Film Versus Digital Photography: Consider Cost and LongevityClick on any site devoted to photography and you will find a question that will be answered, or attempted to be answered, by everyone. That question is, "Which is better: Film or digital photography?"
The debate over this almost always starts with cost and how digital is cheaper. Is this true though? Factor in the costs of a darkroom compared with the costs of a computer and the digital darkrooms, such as Photoshop, Corel Photo and the multitude of other programs, it most likely balances out.
Camera costs are next. Digital cameras are going down in price and becoming more widespread. The same is happening with film cameras but film has the additional cost of film but digital has the one time cost of memory so digital does win out. However durability and upgrading is an issue.
A film camera can last generations but digital cameras come and go with the newest model and technology. As said, there is the cost of film but it does balance out in time with camera replacements and upgrading.

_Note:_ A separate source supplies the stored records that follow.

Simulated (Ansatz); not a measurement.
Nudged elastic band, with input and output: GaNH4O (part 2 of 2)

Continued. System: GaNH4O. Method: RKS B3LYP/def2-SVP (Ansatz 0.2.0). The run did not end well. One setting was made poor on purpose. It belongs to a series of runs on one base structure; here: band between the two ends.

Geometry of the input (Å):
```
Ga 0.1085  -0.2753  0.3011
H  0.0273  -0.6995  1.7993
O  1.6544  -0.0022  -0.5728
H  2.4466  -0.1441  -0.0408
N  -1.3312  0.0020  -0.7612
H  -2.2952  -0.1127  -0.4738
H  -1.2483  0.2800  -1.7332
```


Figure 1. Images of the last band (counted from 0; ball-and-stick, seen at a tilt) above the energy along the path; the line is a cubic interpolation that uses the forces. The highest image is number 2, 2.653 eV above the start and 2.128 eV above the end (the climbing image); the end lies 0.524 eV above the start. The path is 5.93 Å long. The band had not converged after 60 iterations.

The next question is quality. Digital photography is making advancements in the quality of prints but there is still the question of how long the prints will last. In a hundred years will there be a record of digital prints like there is still a record of the pioneers of photography today, we do not know for sure but there is speculation. There was the same speculation back when the medium of photography started but the negatives are still there, with changing technology we do not know if memory cards will be.
All of these points about "which is better" are mute. This is because of one factor that is overlooked in all debates about film and digital that is quality and beyond the quality of the print, camera, and so on.
Put a camera in the hands of a monkey on the streets of New York or France and they will get lucky every once in a while. It does not matter if the camera is film or digital, however a digital camera on full auto settings will help. Then again the same could be said for film.
Any art form, whether it is photography, painting, or whatever, is about emotion, skill, and one last aspect that is so simple it is infantile. For art to become art all that has to happen is for someone to come along and call it art.
Sitting in storage at the Tate in London are tin cans with crap in a can. The reason thousands of dollars was spent on crap in a can was that a critic or someone called it art. Whether or not it is art is debatable but at the end of the day it is still just crap in a can.
A painting professor I know once said, "Art is art and junk is junk. You can take junk and turn it into art but you cannot take art and turn it into junk. What art is is art and what junk is is junk. Art is art and junk is junk and that is all there is to it."
Photographers can debate about whether film or digital is better. It is the quality of their work that matters. What also matters is how people feel about the work or the emotion that the work brings.